Sunday, June 6, 2010

Chicken Pot Pie Casserole


This is my variation on a chicken pot pie. It is basically a chicken pot pie filling with a biscuit topper. Yummers. This is a really good biscuit recipe just to use for biscuits, too.

I use the boneless, skinless chicken breast tender pieces that come frozen in a bag. Abt 10 of those that probably works out to about 3-4 cups of cooked chopped chicken. I cook this in olive oil and season it with ground pepper and kosher salt. Cook until browned.

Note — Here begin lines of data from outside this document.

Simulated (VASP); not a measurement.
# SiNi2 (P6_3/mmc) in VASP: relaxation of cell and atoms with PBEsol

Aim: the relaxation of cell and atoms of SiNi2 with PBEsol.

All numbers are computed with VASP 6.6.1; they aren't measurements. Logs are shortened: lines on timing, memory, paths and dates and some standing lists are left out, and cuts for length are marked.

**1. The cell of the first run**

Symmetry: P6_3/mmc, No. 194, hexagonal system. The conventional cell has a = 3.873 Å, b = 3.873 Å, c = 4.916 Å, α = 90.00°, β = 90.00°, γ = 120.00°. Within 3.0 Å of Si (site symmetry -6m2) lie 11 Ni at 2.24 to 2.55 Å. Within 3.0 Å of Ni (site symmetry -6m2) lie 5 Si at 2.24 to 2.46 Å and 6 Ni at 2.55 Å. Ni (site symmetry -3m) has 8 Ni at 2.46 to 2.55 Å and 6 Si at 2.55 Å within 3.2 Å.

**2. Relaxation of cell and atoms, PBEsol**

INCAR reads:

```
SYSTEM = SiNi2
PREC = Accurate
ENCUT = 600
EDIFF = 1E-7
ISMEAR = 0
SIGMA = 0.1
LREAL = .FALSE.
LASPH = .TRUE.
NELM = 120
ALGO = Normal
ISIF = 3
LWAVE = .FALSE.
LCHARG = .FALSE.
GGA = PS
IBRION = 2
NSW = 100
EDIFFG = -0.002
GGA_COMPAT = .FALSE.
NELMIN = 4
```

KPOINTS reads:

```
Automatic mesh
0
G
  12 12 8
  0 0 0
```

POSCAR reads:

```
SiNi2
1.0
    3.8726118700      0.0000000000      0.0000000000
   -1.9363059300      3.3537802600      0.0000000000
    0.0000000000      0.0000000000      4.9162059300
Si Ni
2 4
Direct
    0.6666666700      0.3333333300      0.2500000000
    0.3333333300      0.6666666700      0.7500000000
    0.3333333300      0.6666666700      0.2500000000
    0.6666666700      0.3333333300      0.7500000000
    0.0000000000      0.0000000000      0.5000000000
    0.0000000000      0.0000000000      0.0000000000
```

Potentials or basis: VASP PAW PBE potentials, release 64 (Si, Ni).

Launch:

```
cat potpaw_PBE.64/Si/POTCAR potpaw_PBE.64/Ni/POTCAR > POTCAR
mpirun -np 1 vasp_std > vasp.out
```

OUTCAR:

1, 16 oz bag of frozen peas and carrots, thawed.
1, 10.75 oz can of cream of onion
1, 10.75 oz can of cream of chicken

Mix that all together and that makes up the filling.

Biscuit topper:

In a large bowl whisk together 2 1/2 cups of flour, 2 1/2 teaspoons of baking powder, 1/2 teaspoon of kosher salt, and 1 tablespoon of sugar. Cut in one, cold, cubed stick of butter. Then, using your hands, add 3/4 cup of milk and one large egg lightly beaten. Work together with your hands until its a nice dough. Place dough on a lightly floured surface and sprinkle flour lightly over the top and using your rolling pin, roll dough out into a rectangular shape to fit your pan.

Brush the top with an egg wash. (1 egg and 1 tablespoon milk beaten together)

I use a 10x5 casserole dish and this fits perfectly. You could add a bit more filling stuff and it could be made bigger. The biscuit recipe would fit well to up to 13x9. Bake at 400 degrees for about 35-45 minutes. Super good.